Traps in Matrices & Determinants

5 mistake patterns students fall for. Each one shows the wrong approach vs the correct approach.

FORMULA

For n×n matrix A, |kA| = k^n|A|, not k|A|.

✗ WRONG: |2A| = 2|A| for a 3×3 matrix

✓ RIGHT: |2A| = 2³|A| = 8|A|. The scalar multiplies each of the n rows.

FORMULA

|A + B| ≠ |A| + |B| in general. This is a very common error.

✗ WRONG: |A + B| = |A| + |B|

✓ RIGHT: No shortcut for |A+B|. You must compute A+B first, then find its determinant.

CASE MISS

D=0 does not automatically mean infinite solutions. You need all Dᵢ=0 as well.

✗ WRONG: D=0, so the system has infinite solutions

✓ RIGHT: D=0: check D₁, D₂, D₃. If any Dᵢ ≠ 0: no solution. If all Dᵢ = 0: possibly infinite (verify with substitution).

FORMULA

adj(adj(A)) = |A|^{n-2}·A, and |adj(A)| = |A|^{n-1}, not |A|^{n}.
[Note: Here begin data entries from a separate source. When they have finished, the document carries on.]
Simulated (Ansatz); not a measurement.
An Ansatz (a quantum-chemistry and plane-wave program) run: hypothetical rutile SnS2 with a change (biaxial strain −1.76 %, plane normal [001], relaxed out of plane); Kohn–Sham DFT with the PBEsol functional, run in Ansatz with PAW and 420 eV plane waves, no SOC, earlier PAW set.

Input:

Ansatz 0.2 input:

✗ WRONG: |adj(A)| = |A|^n for 3×3

✓ RIGHT: |adj(A)| = |A|^{n-1} = |A|² for 3×3. The exponent is always (n-1).

CASE MISS

AB ≠ BA in general. Only commutative in special cases.

✗ WRONG: Rearranging AB = C to BA = C

✓ RIGHT: Never swap order unless given that AB = BA. Use left/right multiplication by inverse carefully.